So this wants to be:
--- a/kernel/time/timekeeping.c
+++ b/kernel/time/timekeeping.c
@@ -2380,6 +2381,20 @@ static int timekeeping_validate_timex(co
return 0;
}
+/**
+ * random_get_entropy_fallback - Returns the raw clock source value,
+ * used by random.c for platforms with no valid random_get_entropy().
+ */
+unsigned long random_get_entropy_fallback(void)
+{
+ struct tk_read_base *tkr = &tk_core.timekeeper.tkr_mono;
+ struct clocksource *clock = READ_ONCE(tkr->clock);
+
+ if (!timekeeping_suspended && clock)
+ return clock->read(clock);
+ return 0;
+}
+EXPORT_SYMBOL_GPL(random_get_entropy_fallback);
/**
* do_adjtimex() - Accessor function to NTP __do_adjtimex function
Hi Thomas,
On Fri, May 06, 2022 at 09:59:13AM +0200, Thomas Gleixner wrote:
> +/**
> + * random_get_entropy_fallback - Returns the raw clock source value,
> + * used by random.c for platforms with no valid random_get_entropy().
> + */
> +unsigned long random_get_entropy_fallback(void)
> +{
> + struct tk_read_base *tkr = &tk_core.timekeeper.tkr_mono;
> + struct clocksource *clock = READ_ONCE(tkr->clock);
> +
> + if (!timekeeping_suspended && clock)
> + return clock->read(clock);
> + return 0;
> +}
> +EXPORT_SYMBOL_GPL(random_get_entropy_fallback);
I tried to address this already in
<https://lore.kernel.org/lkml/20220505002910.IAcnpEOE2zR2ibERl4Lh3Y_PMmtb0Rf43lVevgztJiM@z/>,
though yours looks better with the READ_ONCE() around clock, and I'll
send a v8 doing it that way. I didn't realize that clock could become
NULL again after becoming non-NULL.
I'm not quite sure I understand the purpose of !timekeeping_suspended
there, though. I'm not seeing the path where reading with it suspended
negatively affects things. I'll take your word for it though.
Jason
On Fri, May 06 2022 at 12:12, Jason A. Donenfeld wrote:
> On Fri, May 06, 2022 at 09:59:13AM +0200, Thomas Gleixner wrote:
>> +/**
>> + * random_get_entropy_fallback - Returns the raw clock source value,
>> + * used by random.c for platforms with no valid random_get_entropy().
>> + */
>> +unsigned long random_get_entropy_fallback(void)
>> +{
>> + struct tk_read_base *tkr = &tk_core.timekeeper.tkr_mono;
>> + struct clocksource *clock = READ_ONCE(tkr->clock);
>> +
>> + if (!timekeeping_suspended && clock)

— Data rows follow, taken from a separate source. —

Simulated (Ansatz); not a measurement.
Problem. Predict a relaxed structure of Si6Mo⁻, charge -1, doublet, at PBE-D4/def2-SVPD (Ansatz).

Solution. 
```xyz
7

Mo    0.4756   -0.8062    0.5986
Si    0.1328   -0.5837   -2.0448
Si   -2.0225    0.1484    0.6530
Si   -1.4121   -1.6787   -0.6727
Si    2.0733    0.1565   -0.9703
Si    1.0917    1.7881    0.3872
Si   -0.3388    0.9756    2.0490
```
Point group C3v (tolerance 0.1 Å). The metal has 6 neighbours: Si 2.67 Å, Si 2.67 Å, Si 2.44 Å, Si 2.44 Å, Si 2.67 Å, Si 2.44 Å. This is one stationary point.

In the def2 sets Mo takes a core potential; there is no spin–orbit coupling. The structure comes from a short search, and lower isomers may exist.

>> + return clock->read(clock);
>> + return 0;
>> +}
>> +EXPORT_SYMBOL_GPL(random_get_entropy_fallback);
>
> I tried to address this already in
> <https://lore.kernel.org/lkml/20220505002910.IAcnpEOE2zR2ibERl4Lh3Y_PMmtb0Rf43lVevgztJiM@z/>,
> though yours looks better with the READ_ONCE() around clock, and I'll
> send a v8 doing it that way. I didn't realize that clock could become
> NULL again after becoming non-NULL.
This happens at early boot where clock is NULL.
> I'm not quite sure I understand the purpose of !timekeeping_suspended
> there, though. I'm not seeing the path where reading with it suspended
> negatively affects things. I'll take your word for it though.
Some clocks are not accessible during suspend.
Thanks,
tglx